Remember I mentioned I got an AeroGarden for Christmas? Never in my wildest dreams did I imagine it would produce as much as it did. If you live in a muy frío place like I do and like fresh herbs in the winter, message me and I’ll tell you all about my hydroponic set-up. Most of the herbs were gobbled up as soon as the sprigs resembled their namesake. I’m talking whole fresh basil leaves wrapped around mozzarella and anemic, winter-grown cherry tomatoes (blerg–the fresh basil made them palatable) as a snack and a bunch of cilantro chopped and mixed in with avocado, feta, and lime juice for a perfect, simple guac.
Basil, cilantro, chives, and parsley are all incorporated in things I eat nearly every week as it is, so of course they didn’t last long. The Thai basil on the other hand turned into a small, unruly bush growing in the corner of my dining room and I had not a clue what to do with it. Until this idea came to me: Thai basil pesto.

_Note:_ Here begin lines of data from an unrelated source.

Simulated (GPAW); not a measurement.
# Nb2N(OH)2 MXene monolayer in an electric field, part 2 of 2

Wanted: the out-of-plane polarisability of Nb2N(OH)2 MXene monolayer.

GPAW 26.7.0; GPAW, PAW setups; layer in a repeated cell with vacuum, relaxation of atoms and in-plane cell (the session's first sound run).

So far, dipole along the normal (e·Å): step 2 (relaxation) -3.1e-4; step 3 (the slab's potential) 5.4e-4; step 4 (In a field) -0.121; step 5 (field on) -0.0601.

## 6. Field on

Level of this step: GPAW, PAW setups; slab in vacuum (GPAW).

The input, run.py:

I ate it with rice noodles and sautéed veggies and I think it would be equally as spectacular mixed into rice. Like any pesto, it’s easy and it packs a pretty big herby, fresh flavor punch. The cashews and coconut oil lend a smooth, sweet flavor and it’s balanced by the tartness of lime and the tang of fresh ginger. If you don’t have a hydroponic garden, you should be able to find Thai basil in your grocery store.
- ¼ cup cashews
- 4 cloves garlic, roughly chopped
- 1½ to 2 inch knob of ginger, peeled and roughly chopped
- ½ lime, juiced
- 4 cups Thai basil leaves
- Pinch of salt
- ⅓ cup coconut oil, melted
- In the bowl of a food processor fitted with the steel blade attachment, add cashews, garlic, and ginger Run for about 10-15 seconds. Turn off.
- Add Thai basil leaves, lime juice, and salt. Turn on the processor again. While it's running, slowly pour in the coconut oil through the feed tube at the top and process until the mixture is pureed to your liking. Season to taste.
- **Note: you may not need the full ⅓ cup coconut oil, depending upon the consistency you like your pesto. I like mind with a little texture to it, so I ended up using about ¼ cup of the oil.